Adding Comments to SQL Statements Improves Performance?

15 01 2011

January 15, 2011

While reading the “Pro Oracle SQL” book I learned something interesting.  Commenting your work can improve database performance.  You certainly are aware that thoroughly documenting what you do could prevent hours of headaches that might appear later when trying to investigate problems or add additional features to an existing procedure (I think that was part of the message in Cary Millsap’s recent blog article). 

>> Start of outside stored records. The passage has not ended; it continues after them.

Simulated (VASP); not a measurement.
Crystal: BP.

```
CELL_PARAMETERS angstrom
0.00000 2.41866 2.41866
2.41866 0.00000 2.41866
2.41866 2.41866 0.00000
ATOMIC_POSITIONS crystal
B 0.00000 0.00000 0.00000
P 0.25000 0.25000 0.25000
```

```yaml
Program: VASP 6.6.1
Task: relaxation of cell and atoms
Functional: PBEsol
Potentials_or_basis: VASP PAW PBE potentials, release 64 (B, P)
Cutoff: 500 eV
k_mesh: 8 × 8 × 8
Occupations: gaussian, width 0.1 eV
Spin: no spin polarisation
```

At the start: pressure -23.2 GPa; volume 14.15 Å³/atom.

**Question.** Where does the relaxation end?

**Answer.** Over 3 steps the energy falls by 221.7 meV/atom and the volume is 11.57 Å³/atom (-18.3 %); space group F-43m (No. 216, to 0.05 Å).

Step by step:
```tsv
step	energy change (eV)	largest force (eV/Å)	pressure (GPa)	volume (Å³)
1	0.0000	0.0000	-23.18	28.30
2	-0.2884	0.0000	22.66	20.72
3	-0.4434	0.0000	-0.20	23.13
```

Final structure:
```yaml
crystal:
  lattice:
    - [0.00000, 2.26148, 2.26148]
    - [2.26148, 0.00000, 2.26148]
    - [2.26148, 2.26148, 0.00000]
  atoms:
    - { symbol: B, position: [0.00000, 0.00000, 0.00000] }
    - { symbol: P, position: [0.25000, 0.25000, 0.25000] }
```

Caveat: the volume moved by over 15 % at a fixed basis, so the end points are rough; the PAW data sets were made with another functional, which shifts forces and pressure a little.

But how can commenting what you do actually improve database performance?  To demonstrate, let’s create a simple test case using two tables and a single insert statement to populate the two tables:

CREATE TABLE T1 (
  C1 NUMBER,
  C2 NUMBER,
  C3 VARCHAR2(200),
  PRIMARY KEY(C1));

CREATE TABLE T2 (
  C1 NUMBER,
  C2 NUMBER,
  C3 VARCHAR2(200),
  PRIMARY KEY(C1));

INSERT ALL
  WHEN 1=1 THEN
    INTO T1
  WHEN MOD(ROWNUM,2)=1 THEN
    INTO T2
SELECT
  ROWNUM C1,
  ROWNUM C2,
  LPAD('A',200,'A') C3
FROM
  DUAL
CONNECT BY
  LEVEL<=1000000;

COMMIT;

EXEC DBMS_STATS.GATHER_TABLE_STATS(OWNNAME=>USER,TABNAME=>'T1',CASCADE=>TRUE)
EXEC DBMS_STATS.GATHER_TABLE_STATS(OWNNAME=>USER,TABNAME=>'T2',CASCADE=>TRUE) 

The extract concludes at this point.